No one thinks knocking the hardest-working man in fund-raising off his perch will be easy. Schumer already has close to $20 million in his war chest, the most among senators.

But with blue strongholds like Massachusetts and New Jersey voting red, as well as a recent poll that had Schumer’s favorability rating plummeting to a 10-year low of 47 percent, eager Republicans are sharpening their knives.

Schumer currently has no announced challenger.

“Of course I’m honored to be mentioned for these things . . . They got my attention,” Kudlow told The Post.

While not ruling out a run, he said, “Right now I’m a CNBC broadcaster. I love my work, and I have no plans to change that.”

John Lakian, his close friend and the finance chair of a recently created committee to draw Kudlow into the race, said the nattily dressed TV star is “80 to 90 percent” behind running.
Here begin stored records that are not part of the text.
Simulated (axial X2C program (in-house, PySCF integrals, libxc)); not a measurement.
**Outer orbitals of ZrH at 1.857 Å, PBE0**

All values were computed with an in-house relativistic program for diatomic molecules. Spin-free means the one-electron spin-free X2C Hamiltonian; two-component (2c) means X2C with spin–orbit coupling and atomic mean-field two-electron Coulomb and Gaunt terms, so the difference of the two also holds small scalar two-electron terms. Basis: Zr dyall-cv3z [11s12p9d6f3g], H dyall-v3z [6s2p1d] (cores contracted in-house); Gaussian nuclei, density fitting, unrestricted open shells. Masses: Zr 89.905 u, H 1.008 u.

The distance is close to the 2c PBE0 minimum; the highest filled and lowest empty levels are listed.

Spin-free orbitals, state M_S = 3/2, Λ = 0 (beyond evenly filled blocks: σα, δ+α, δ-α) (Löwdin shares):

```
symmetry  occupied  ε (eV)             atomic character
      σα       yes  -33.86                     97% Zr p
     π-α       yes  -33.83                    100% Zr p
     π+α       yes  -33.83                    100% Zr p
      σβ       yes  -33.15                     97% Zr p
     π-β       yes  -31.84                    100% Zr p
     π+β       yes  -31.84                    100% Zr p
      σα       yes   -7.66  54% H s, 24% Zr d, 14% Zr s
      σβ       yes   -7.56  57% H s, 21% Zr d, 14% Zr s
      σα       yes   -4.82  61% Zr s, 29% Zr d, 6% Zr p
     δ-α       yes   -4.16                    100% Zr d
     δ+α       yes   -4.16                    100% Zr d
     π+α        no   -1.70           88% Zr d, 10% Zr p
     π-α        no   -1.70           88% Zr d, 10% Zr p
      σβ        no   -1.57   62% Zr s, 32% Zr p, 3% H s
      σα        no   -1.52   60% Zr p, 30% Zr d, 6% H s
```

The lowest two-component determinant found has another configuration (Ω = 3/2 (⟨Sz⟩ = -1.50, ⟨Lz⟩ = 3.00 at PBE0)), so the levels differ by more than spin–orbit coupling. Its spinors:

A one-time top Wall Street exec and current CEO of his own New York City consulting firm, Kudlow has been a confidant to some of the most powerful conservatives in the country.

But his life wasn’t always so charmed.

In the mid-1990s, shortly after he left his high-profile job at Bear Stearns, he admitted that he had a cocaine and alcohol problem. Kudlow, who was born Jewish, credits his conversion to Catholicism with helping him get through the difficult time.